Originally Posted by Captain_Bigelow
I just racked mine to secondary. The chocolate totally fell to the bottom of the primary to leave almost a gallon of sludge. Did anyone else find this? I added the chocolate powder to the last 5 minutes of the boil like the recipe states.
I want to age this a while, so I plan on not adding the mint until 2 weeks before I want to keg it.
I sort of thought something like this would happen with cocoa powder. There's all that surface area, as opposed to maybe nibs or something else. Cocoa powder is a good idea though. There is a slight concern with the powder in that all of the fat content will go into the wort. In your case it's a godsend that it was too heavy and fell to the bottom. Think about the amount of fat in terms of ppm:
1 oz of cocoa powder=4 g
4 g = 4,000 mg
4,000 mg of fat X 8 oz=32,000 mg of fat
5.5 G = 20.82 L
32,000 mg of fat / 20.82 L = 1,537 ppm fat.
Considering how we pay close attention to calcium (50-150ppm), chloride (0-250ppm), sodium (<150ppm), and sulfate (50-350 depending) in our mash and such among other levels, there has to be some deleterious effects to the addition of this amount of 1,537 ppm of fat. Half of it is saturated, and I'm no chemist but maybe that means that they will in fact sink, and not actually be soluble in your wort, leaving behind the phenols and stuff you want from the cocoa. No one has mentioned it, and I'm wondering if there was any lack of head retention or any off-flavors associated with the addition of the fats. If not, that's awesome! Anyone?
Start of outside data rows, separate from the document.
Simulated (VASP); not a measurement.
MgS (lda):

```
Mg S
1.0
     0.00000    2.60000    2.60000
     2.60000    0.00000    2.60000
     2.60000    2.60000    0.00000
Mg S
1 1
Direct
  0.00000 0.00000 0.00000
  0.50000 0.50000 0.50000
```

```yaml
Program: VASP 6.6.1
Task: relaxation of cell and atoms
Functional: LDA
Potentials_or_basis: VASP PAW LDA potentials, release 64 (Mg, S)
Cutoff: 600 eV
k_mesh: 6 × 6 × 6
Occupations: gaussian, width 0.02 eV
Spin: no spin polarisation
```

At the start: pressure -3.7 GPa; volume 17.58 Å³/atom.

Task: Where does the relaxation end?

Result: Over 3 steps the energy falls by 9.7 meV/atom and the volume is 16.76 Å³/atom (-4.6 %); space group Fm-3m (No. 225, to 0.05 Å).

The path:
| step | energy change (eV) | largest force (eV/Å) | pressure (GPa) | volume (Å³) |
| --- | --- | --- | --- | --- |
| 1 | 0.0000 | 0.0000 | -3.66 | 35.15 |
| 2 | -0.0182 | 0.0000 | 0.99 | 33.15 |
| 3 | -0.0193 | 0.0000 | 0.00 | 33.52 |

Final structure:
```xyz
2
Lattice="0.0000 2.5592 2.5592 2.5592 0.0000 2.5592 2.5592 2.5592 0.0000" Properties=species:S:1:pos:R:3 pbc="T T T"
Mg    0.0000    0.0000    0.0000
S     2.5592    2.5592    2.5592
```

Maybe a better option would be "dry-hopping" with nibs that were maybe roasted in the oven to sanitize, the way oak chips are done? I'm just throwing it out there, but I'm thinking that nibs would provide some flavor, maybe not as intense as the powder because of the sheer surface area factor, but also have less of a tendency to add the negative effects of the fat left in the cocoa. Nibs, on the other hand, have a higher fat content I'm guessing, because they haven't been pressed and had most of the fat removed like the powder does.
This is all fun stuff to think about. In practical experience, I've "dry-hopped" with nibs in the secondary and it leaves a nutty chocolate flavor, not as intense as I would have liked, but it tastes like a very authentic, slightly roasted nutty chocolate.
There's good information on the Hershey website on the process of making powder out of a bean.
There are a bunch of interesting tidbits here.
You'll notice that it's a one
ingredient food, and you know exactly what's up with it. Very refreshing, considering if we wanted chocolate flavor I'm sure there's a bottle with an eyedropper that we could buy. Hats-off and applause for authentic ingredients, and it appears cocoa powder actually is in that category.